Below is my column in The Hill on the expected indictment this week of former President Donald Trump and the danger of prosecution of plebiscite. I have been critical of the indictment, which is reportedly based on a highly dubious use of a New York misdemeanor charge to revise a long dormant federal election law charge. We will have to wait to confirm the details on the indictment but this remains, in my view, a blatantly political prosecution.
Here is the column:
“The moment that we are waiting for, we made it to the finale together” — those familiar words from “America’s Got Talent” — could well be the opening line for Manhattan District Attorney Alvin Bragg next week, when he is expected to unveil an indictment of former President Trump. With Trump’s reported announcement that he expects to be arrested on Tuesday, it would be a fitting curtain raiser for a case that has developed more like a television production than a criminal prosecution. Indeed, this indictment was repeatedly rejected only to be brought back by popular demand.
Trump faces serious legal threats in the ongoing Mar-a-Lago investigation. But the New York case would be easily dismissed outside of a jurisdiction like New York, where Bragg can count on highly motivated judges and jurors.
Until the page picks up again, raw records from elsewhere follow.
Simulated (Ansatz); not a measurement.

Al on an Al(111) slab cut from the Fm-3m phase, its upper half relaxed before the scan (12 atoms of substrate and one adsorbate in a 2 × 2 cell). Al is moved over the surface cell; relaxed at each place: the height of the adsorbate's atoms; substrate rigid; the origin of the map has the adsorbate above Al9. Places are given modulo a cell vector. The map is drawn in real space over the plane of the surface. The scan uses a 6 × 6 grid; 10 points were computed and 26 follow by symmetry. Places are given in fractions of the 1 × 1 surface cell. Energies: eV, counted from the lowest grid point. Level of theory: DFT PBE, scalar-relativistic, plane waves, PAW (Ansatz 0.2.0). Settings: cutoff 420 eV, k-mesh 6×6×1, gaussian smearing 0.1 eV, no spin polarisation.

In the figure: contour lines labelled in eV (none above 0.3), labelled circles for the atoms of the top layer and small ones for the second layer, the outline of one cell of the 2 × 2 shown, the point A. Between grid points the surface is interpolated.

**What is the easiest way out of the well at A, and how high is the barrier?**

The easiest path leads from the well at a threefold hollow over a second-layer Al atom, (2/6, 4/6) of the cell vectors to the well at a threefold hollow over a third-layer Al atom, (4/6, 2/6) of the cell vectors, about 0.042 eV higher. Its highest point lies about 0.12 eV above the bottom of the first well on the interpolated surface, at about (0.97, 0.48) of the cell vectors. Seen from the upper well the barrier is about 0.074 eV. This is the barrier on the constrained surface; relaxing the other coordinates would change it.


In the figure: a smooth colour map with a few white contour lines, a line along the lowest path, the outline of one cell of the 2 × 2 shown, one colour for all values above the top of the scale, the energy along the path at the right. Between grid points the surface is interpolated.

Although it may be politically popular, the case is legally pathetic. Bragg is struggling to twist state laws to effectively prosecute a federal case long ago rejected by the Justice Department against Trump over his payment of “hush money” to former stripper Stormy Daniels. In 2018 (yes, that is how long this theory has been around), I wrote how difficult such a federal case would be under existing election laws. Now, six years later, the same theory may be shoehorned into a state claim.